No single event put this deviation from the democratic norm in as stark relief as her actions on July 8, 2017 when she briefly took the President’s seat at a G20 meeting in Hamburg

 

This put Ivanka - whose qualifications for a position in the White House include her experiences selling ankle strap high heel pumps and platform wedge sandals, walking obnoxiously while wearing outlandish attire, and working for her crooked four times bankrupt father at the Trump Organization - at a table with China's President Xi Jinping, Russia's President Vladimir Putin, Turkey's President Recep Tayyip Erdoğan, German Chancellor Angela Merkel, and British Prime Minister Theresa May.

Anti-nepotism Statute

 

A 1967 anti-nepotism law – enacted after President Kennedy appointed his brother Robert as attorney general – states that a “public official” may not employ a relative in any “agency” over which they “exercise jurisdiction or control.” 

public official may not appoint, employ, promote, advance, or advocate for appointment, employment, promotion, or advancement, in or to a civilian position in the agency in which he is serving or over which he exercises jurisdiction or control any individual who is a relative of the public official

- 5 U.S.C. § 3110(b)

 

Under Article II of the U.S. Constitution, “executive power shall be vested in the President of the United States.”

 

Thus, the President certainly exercises “jurisdiction or control” over the White House, as well as the rest of the Executive Branch of goverment.

 

And the anti-nepotism law explicitly defines “public official” to include the President.

‘‘[P]ublic official’’ means an officer (including the President and a Member of Congress) ..... in whom is vested the authority by law, rule, or regulation ..... to appoint, employ, promote, or advance individuals, or to recommend individuals for appointment, employment, promotion, or advancement in connection with employment in an agency. [emphasis added]

- 5 U.S.C. § 3110(a)(2)

 

It also explicitly defines “relative” to include a son-in-law or daughter.

‘‘[R]elative’’ means, with respect to a public official, an individual who is related to the public official as father, mother, son, daughter, brother, sister, uncle, aunt, first cousin, nephew, niece, husband, wife, father-in-law, mother-in-law, son-in-law, daughter-in-law, brother-in-law, sister-in-law, stepfather, stepmother, stepson, stepdaughter, stepbrother, stepsister, half brother, or half sister. [emphasis added]

- 5 U.S.C. § 3110(a)(3)

 

Moreover, it explicitly states that the term “agency” includes executive agencies, precluding Ivanka from a taking position as a cabinet secretary.
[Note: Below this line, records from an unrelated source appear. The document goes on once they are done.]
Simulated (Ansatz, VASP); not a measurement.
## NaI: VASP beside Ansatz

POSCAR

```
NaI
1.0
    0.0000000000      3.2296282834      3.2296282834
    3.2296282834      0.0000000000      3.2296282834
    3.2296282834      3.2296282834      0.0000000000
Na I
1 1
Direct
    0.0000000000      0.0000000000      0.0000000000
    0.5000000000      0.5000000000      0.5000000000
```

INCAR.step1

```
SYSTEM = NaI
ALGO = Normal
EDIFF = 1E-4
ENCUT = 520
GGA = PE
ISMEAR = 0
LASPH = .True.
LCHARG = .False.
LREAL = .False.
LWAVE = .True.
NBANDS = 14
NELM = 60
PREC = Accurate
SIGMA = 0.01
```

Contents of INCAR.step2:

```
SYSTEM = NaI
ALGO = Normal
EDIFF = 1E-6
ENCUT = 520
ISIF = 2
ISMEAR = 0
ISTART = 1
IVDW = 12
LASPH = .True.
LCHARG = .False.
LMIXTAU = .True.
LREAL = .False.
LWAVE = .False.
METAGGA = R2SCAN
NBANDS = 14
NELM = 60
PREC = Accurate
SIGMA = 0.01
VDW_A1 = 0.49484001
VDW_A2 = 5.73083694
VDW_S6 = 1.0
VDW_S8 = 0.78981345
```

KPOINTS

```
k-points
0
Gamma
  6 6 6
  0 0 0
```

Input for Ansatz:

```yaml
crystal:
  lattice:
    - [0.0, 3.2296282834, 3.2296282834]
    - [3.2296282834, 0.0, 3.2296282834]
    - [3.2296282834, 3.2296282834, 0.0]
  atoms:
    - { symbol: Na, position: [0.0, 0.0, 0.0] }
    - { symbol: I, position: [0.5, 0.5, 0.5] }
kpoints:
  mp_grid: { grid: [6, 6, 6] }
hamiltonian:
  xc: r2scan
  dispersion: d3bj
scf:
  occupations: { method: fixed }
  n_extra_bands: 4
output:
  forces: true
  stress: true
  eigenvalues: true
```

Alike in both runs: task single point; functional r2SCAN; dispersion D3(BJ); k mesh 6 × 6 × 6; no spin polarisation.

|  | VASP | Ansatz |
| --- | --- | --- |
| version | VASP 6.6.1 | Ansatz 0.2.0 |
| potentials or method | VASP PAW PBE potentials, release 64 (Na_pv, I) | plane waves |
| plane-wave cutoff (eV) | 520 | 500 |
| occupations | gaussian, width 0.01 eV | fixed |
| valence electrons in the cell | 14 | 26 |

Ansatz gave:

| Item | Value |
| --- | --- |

For the purposes of this section - "agency" means - an Executive agency .....

- 5 U.S.C. § 3110(a)(1)(a)

 

However, it does not explicitly state that the term “agency” is defined to include staff positions, such as “adviser” or “senior adviser,” in the White House.

 

The resulting ambiguity opened the door for Pres. Trump’s appointment of his daugther to a White House position.

The Clinton Precedent

 

Moreover, there is precedent for a President appointing a family member to a White House staff position.

 

When President Bill Clinton appointed his wife, Hillary, to lead his Task Force on Health Care Reform, the couple was sued by a lobbying group.

 

The lawsuit did not argue that Hillary’s appointment to head the Task Force constituted nepotism. 

 

Rather the lawsuit claimed that, since Hillary cannot be an official government employee under the anti-nepotism statute, the meeting of her health-care task force should be open to the public.

 

Nevertheless, the case did touch on the issue of how to interpret the word “agency” in the anti-nepotism statute.

 

The result of the lawsuit was a 1993 opinion from the D.C. Circuit of the U.S. Court of Appeals which stated, “We doubt that Congress intended to include the White House or the Executive Office of the President” in the definition of the word “agency” in the anti-nepotism statute. 

 

It goes on to state, “So, for example, a President would be barred from appointing his brother as Attorney General, but perhaps not as a White House special assistant.” 

 

It also states, “The anti-nepotism statute, moreover, may well bar appointment only to paid positions in government. ... Thus, even if it would prevent the President from putting his spouse on the federal payroll, it does not preclude his spouse from aiding the President in the performance of his duties.”

 

This opinion thus suggests that a President could appoint family members to unpaid informal advisory positions in the White House without running afoul of the federal anti-nepotism law.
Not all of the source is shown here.